Re: Including build metadata in packages

To: debian-devel@lists.debian.org
Subject: Re: Including build metadata in packages
From: Simon McVittie <smcv@debian.org>
Date: Wed, 16 Feb 2022 16:51:38 +0000
Message-id: <[🔎] Yg0rmoRodGEAgSQC@momentum.pseudorandom.co.uk>
In-reply-to: <[🔎] cf5e0b4a47522591d3fc814ca1e031113870be5b.camel@debian.org>
References: <Ygz+w/Wo7ZCRGq/9@momentum.pseudorandom.co.uk> <[🔎] cf5e0b4a47522591d3fc814ca1e031113870be5b.camel@debian.org>

On Wed, 16 Feb 2022 at 23:25:46 +0800, Paul Wise wrote:
> Simon McVittie wrote:
> > handling build logs is not dak's job (and I don't think handling
> > things like the binutils test results should be dak's job either).
> 
> It has always felt weird to me that build logs are entirely separate to
> the archive off in a side service rather than first-class artefacts
> that people occasionally need to look at. Also that the maintainer
> build logs don't end up anywhere and are probably just deleted. I think
> the same applies to the buildinfo files and also these tests results
> and other artefacts that are mentioned in this thread.

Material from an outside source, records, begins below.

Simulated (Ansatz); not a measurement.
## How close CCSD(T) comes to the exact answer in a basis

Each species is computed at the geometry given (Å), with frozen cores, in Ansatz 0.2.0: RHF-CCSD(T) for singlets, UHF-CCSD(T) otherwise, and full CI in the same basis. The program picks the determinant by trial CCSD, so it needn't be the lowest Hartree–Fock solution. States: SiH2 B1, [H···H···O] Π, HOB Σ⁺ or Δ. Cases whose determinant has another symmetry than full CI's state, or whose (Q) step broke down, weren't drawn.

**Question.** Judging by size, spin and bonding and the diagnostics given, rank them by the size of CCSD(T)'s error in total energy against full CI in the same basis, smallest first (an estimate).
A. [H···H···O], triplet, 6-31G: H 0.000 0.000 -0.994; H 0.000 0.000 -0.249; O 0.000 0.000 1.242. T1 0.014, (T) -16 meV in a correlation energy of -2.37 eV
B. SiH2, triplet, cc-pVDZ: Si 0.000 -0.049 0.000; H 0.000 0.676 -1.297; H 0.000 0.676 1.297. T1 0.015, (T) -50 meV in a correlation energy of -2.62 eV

If the maintainers of dak (our eternally overworked ftp team) want to
pick up build logs as first-class artifacts produced by both failed
and successful builds, they're welcome to do so (and then handling my
prototype of test artifacts would be a matter of adding another glob
pattern to be stored, for the tarball of artifacts that accompanies the
log); but I don't want to block on them doing that, because that seems
like a recipe for it never happening.

I am also not sure that it would be appropriate for dak to be doing
any processing on *failed* builds, which currently fail and get diverted
off into other code paths long before they get to dak.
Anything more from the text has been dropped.